In a tweet, Levine Cava said she is urging “municipalities to do their own aggressive review.”
Many other South Florida municipalities have announced additional steps to inspect older buildings.
A spokesperson with the City of Miami told NBC 6 that they are sending letters to 125 buildings six stories or higher and 40 years or older asking them to hire a licensed structural engineer to conduct an inspection. This is something the spokesperson said is not mandatory, but highly recommended.
The City of Miami Beach also took similar action by sending out structural engineers to older buildings.
In the City of Sunny Isles Beach, a spokesperson said their Building Department has initiated an inspection process for all commercial and multi-family buildings built before 1982, including review of both the inspection paperwork and external structures.
"There are 59 properties that meet this criterion in our City. Out of these structures, 39 have received their required recertification for continued occupancy. Currently, 20 buildings are in different stages of compliance towards their recertification," the spokesperson said in a statement.
Sunny Isles resident Mary Ann Berlin said she is grateful her building is currently going through inspection.
“What I understand, I just got an email from our condominium association that they are gonna be having another engineer go through whatever they need to do,” Berlin said.
Buildings in Miami-Dade County and Broward County participate in a 40-year inspection program. This requires the buildings to go through a recertification process when the building turns 40 years old.
During an emergency meeting last week, Surfside Commissioner Eliana Salzhauer questioned if these inspections should happen sooner.
“Why do we wait 40 years before we recertify a building, on the beach, with beach air, salt, air, corroding the building, why wait 40 years?” said Salzhauer.
Sinisa Kolar is the Executive Vice President of The Falcon Group and is a structural engineer and certified building inspector.
“Pushing it back to 20-year or 10-year, I don’t think it hurts anybody,” Kolar said.
Kolar said requiring these inspections sooner could make is easier for homeowner associations to find issues.

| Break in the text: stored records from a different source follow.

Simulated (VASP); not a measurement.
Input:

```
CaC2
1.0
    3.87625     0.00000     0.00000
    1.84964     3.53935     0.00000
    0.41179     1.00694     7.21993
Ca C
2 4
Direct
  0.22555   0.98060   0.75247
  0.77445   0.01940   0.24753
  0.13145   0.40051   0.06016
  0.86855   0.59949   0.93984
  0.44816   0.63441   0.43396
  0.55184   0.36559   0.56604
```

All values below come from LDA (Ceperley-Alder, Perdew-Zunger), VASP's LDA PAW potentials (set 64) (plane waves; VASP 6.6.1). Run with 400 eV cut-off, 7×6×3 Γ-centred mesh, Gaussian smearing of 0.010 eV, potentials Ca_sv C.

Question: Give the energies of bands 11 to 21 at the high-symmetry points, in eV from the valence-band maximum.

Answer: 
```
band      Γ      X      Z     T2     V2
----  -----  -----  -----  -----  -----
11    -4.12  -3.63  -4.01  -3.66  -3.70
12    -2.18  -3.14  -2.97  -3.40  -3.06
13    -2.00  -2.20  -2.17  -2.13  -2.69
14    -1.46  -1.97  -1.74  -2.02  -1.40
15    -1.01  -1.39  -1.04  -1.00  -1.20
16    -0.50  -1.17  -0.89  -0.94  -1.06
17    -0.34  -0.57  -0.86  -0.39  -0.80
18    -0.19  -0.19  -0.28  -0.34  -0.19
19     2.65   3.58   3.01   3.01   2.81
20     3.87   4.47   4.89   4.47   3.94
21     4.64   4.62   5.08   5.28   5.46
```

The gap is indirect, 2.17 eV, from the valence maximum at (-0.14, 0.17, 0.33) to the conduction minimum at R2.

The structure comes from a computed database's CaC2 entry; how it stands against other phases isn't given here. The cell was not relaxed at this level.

“It puts us on a schedule and says 'okay, maybe you don’t want to check your property, but we will do it for you and we will force you to do it so we will prevent situations like this,'” Kolar said.
Kolar said inspections are just the first step in preventing issues.
“Inspection is just a part of it, analysis that comes after it, meaning we need a plan, and we need all the records, is to try to correlate the types of damage to a possible problem that can cause,” Kolar said.